There are no hard and fast rules in this match game, just guidelines -- and a lot of tasting required. (It's an onerous job, we know.) For suggestions about what to serve with Bruce's food, we did what any home cook can do: We went to three stores with extensive beer selections and asked for help from the stores' beer guys: Andrew Merrick at Charles Street Liquors on Beacon Hill; Alan O'Campbell at Downtown Wine and Liquors in Davis Square, Somerville; and Tim Bush at Colonial Spirits in Acton.

One school of thought about pairing employs the three Cs: The beer should cut, complement, or contrast with the food, explains Jim Koch, founder of Boston Beer Company, maker of Sam Adams.

To cut a dish with a heavy cream sauce, such as a stroganoff or an Alfredo, pair it with a pale ale. The dry, spicy, slightly bitter beer will cut the creaminess of the sauce.

To complement a food, a brew ''should have the same flavors or be in the same flavor family," Koch says. A cream stout with cappuccino flavors would complement a rich chocolate cake, for instance.

A light lager makes a nice contrast to a spicy dish, Koch says. ''The beer's maltiness contrasts with the spicy, fiery flavor of the food."

O'Campbell, store manager at Downtown Wine, has a more lyrical strategy. He thinks about flavors that will be subtle together or will come together to force the taster to say ''Wow."

''It's like being a woman with beautiful hands," O'Campbell explains. ''Do you wear elbow-length white gloves, or do you go with a single strand of pearls around the wrist?"

When Bruce first started pairing wine and food many years ago, he began with the wine. ''My philosophy was that the bottle isn't going to change much between today and a month later," he says. ''So if I taste those flavors, it's easy as a chef to design something to go with them."

Now, he has pulled off so many pairings that he often works the other way. ''I can taste a dish and then think, 'Oh, a young chardonnay without too much oak would work well.' Or I can tell customers, instead of looking for this exact bottle, look for a pinot noir from this area with this much fruit, or go to your wine store and ask."

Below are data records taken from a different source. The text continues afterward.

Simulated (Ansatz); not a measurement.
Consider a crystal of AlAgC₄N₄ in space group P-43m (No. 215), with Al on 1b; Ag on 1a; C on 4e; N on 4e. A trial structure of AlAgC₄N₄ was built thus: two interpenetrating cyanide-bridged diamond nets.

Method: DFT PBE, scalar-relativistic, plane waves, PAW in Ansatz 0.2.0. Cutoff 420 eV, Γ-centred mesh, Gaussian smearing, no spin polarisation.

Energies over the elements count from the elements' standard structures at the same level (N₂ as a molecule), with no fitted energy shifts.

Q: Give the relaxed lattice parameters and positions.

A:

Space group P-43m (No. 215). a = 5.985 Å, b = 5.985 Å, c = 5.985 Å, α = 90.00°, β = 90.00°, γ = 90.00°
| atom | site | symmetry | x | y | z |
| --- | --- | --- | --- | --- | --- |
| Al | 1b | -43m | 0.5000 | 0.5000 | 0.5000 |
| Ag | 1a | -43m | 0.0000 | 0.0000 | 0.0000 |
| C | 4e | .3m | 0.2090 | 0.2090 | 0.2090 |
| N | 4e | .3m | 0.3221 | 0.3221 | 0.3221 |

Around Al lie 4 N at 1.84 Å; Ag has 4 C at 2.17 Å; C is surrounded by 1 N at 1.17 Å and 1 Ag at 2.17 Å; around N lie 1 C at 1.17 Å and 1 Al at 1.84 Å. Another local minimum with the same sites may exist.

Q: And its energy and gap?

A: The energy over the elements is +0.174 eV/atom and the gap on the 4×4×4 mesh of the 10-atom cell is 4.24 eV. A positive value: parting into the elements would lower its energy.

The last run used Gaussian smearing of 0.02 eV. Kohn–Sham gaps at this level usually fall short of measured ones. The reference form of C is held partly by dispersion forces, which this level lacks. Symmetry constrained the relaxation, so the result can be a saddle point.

That's how he thinks beer and food matching should happen: with the food first. He tastes for a direct match, such as the caramel undertones of a J.W. Lees Harvest Ale echoing the caramel in his pecan porter tart. Or he decides whether the ''nice, soft acidity, almost floral" qualities of a Japanese white ale match the striped bass and its orange-ale sauce. Matching can be taken too literally, though: An Avery White Rascal, made with mandarin peel, would seem a natural for the bass dish, but when we tasted them together, the orange flavors became too one-dimensional.

Then there's contrast, which we didn't manage to make work in any of the pairings with Bruce's food. A gueuze, a sour Belgian ale, was a bust as a contrasting flavor to the sweetness of the pecan pie. Perhaps the easiest way to think about the match, though, is through balance: The weight of the beer, the effect on your palate, can either match the weight of the dish or can offset it. ''All in all," Bruce says, ''I'd say balance is what I really go for."

Bruce made his dishes particularly beer-friendly by using beer in the sauces, dressings, and even the pie filling. That's also a common feature of the dishes at the Publick House in Brookline, which takes a similar approach to beer that Meritage does to wine. At the Publick House, which has 24 beers on draft and 150 in bottles, flank steak gets a Mojo IPA marinade, littleneck clams are steamed in an Allagash White Ale broth, and the menu lists suggestions for beer alongside every entree.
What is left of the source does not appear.